Tue Apr 17, 2018 10:55pm EST
Finance Attitude - 4 Common Types of Orders when Trading in Stocks
Finance Attitude - 4 Common Types of Orders when Trading in Stocks

It is important for every stock investor to know the different types of orders in the stock market and when it is appropriate to apply them especially when you want to sell or buy stocks through a brokerage firm. Trade orders are instructions that are given to brokers to buy or sell a stock. All trades must have two orders which consist of an order to get into the trade or the buy order and an order to exit the trade or the sell order. Here are the 4 common types of orders to make trade in the stock market.

1.    Market Orders
A market order is one of the most basic types of stock market orders. A market order is an order that instructs the broker to sell or to buy at the best price that is currently available and at the time the order reaches the market. This type of order is executed immediately and you are guaranteed to get the trade filled (transacted) at the ask price as that is the price another trader is willing to sell at. There is, however, a possibility of a costly slippage but can be resolved by using only market orders that have good liquidity. Market orders cannot be accepted outside of the market hours given or when a particular stock is suspended. A market order is mostly preferred by the long-term investors because it is cheaper and the decision of making the investment is based on fundamentals that will happen over months and years and the market price is not much of an issue.

2.    Limit Orders
A limit order is an order to buy or to sell a stock at a specified price or at a better price. A buy limit order can only be executed at the specified limit price or at a lower price. A sell limit order will be executed at the specified limit price or at a higher price. With a limit order, you just don’t press the buy or the sell button but you must specify a price. Limits order advantage is that it prevents slippage.

3.    Stop Loss Orders
A stop-loss order otherwise called stop order, stopped market, no-stop buy or on-stop sell is an instruction placed with your broker to sell shares that you hold if the share price falls to a specified price. A stop-loss order is different from the limit and market orders where the order is executed immediately as the stop-loss order remains dormant or is put on hold until a certain price is passed.

4.    Conditional Orders
Conditional orders are executed only if a certain set of conditions are met. Different brokers have different conditions and you can gather more information on their websites or they can explain to you how they manage these types of orders upon request. Find out if there is an expiry date of the orders placed if the specified conditions are not met and the brokerage fees that would apply to you if you place the trade.

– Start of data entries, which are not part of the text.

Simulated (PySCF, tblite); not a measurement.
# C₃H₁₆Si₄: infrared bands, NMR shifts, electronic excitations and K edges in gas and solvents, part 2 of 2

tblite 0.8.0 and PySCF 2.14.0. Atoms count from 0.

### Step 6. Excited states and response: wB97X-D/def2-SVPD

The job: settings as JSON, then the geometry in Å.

There are instances when all or none of these orders apply for example when investing in penny stocks. An all or none order ensures that you either get the entire stock that you requested for or none at all. An order can be active or can be placed on a time restriction of “good -till- canceled”. This means that the order will remain active until when you decide to cancel it. If you don’t specify the exact time limit or time frame of expiry, the order is set as a trading day order. If the trading day ends and your order is still not transacted, then the order expires but you can still re-enter it or make it active on the following trading day.